Apple Finally Showed Up at the $599 Price Tag
The cheapest Mac you could buy until March 2026 was a refurbished MacBook Air for around $600 — and the current Air starts at $1,099. Apple had never built a new laptop under a thousand dollars with Apple Silicon. That gap was deliberate: Apple doesn't compete on price, they compete on margin. Then they shipped the MacBook Neo, and a lot of people had to recalibrate their mental model of what Apple will actually do. [1] The MacBook Neo launched March 11 at $599 ($499 for students), runs an A18 Pro chip — the same processor inside the iPhone 16 Pro — 8GB unified memory, a 13-inch Liquid Retina display, all-aluminum chassis, and 16 hours of claimed battery life. It looks like a MacBook because it basically is one. The keyboard uses the same switches as the $3,000 MacBook Pro. The hinge opens one-handed. It comes in citrus, blush, indigo, and silver because Apple is in the colors business now. Marques Brownlee, better known as MKBHD, spent a full week with it. His verdict: "potentially Apple's most disruptive product in the last 10 plus years." Not the Vision Pro. Not the M1 chip that changed everything. Not the iPhone X. This $599 laptop with a phone chip. [1] He's right. Here's why.
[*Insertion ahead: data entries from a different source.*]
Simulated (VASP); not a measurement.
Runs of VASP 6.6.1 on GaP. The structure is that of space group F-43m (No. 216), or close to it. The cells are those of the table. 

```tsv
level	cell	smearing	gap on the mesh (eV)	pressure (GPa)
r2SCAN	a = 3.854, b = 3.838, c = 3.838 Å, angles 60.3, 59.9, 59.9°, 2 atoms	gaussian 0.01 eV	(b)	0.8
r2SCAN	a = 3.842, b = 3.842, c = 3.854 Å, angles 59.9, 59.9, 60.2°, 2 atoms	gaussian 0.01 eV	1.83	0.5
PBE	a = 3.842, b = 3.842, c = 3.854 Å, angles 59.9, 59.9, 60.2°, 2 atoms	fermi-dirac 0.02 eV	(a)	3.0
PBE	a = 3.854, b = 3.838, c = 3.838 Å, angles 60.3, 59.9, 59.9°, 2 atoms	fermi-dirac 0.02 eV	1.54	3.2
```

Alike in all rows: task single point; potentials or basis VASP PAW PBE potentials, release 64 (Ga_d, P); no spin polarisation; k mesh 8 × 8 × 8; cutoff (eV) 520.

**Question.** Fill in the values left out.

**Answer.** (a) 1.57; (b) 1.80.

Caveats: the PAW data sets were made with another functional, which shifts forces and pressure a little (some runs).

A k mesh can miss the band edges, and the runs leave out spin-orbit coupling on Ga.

The Chip Story Is Actually the Economics Story
The obvious take is "wow, iPhone chip in a laptop, interesting." The real story is what that decision means for Apple's cost structure. MKBHD nailed this in his review: Apple already manufactures A-series chips in the tens of millions every year for the iPhone. They've driven per-unit manufacturing costs down to near-nothing. An A18 Pro in a MacBook Neo costs Apple significantly less than even a budget Intel or AMD chip would, because that R&D and production scale was already amortized across hundreds of millions of phones. [1] So they drop the A18 Pro — which already benchmarks at M1 levels, by the way — into an aluminum laptop with a real keyboard and charge $599. The Geekbench numbers don't lie: MKBHD ran multi-core scores above 8,500. For comparison, that's right where the M1 MacBook Air sits. The single-core score actually leans closer to M3 territory. GPU benchmarks in OpenCL and Metal? M1 range. [1] Apple is also claiming 3x faster AI performance than rival PC laptops for on-device tasks, and 50% faster for everyday workloads compared to the bestselling Intel Core Ultra 5 machines. [3] For web browsing, word processing, spreadsheets, email, streaming — which is what the vast majority of laptop owners actually do all day — this thing is not a compromise. It's just a fast Mac at an impossible price.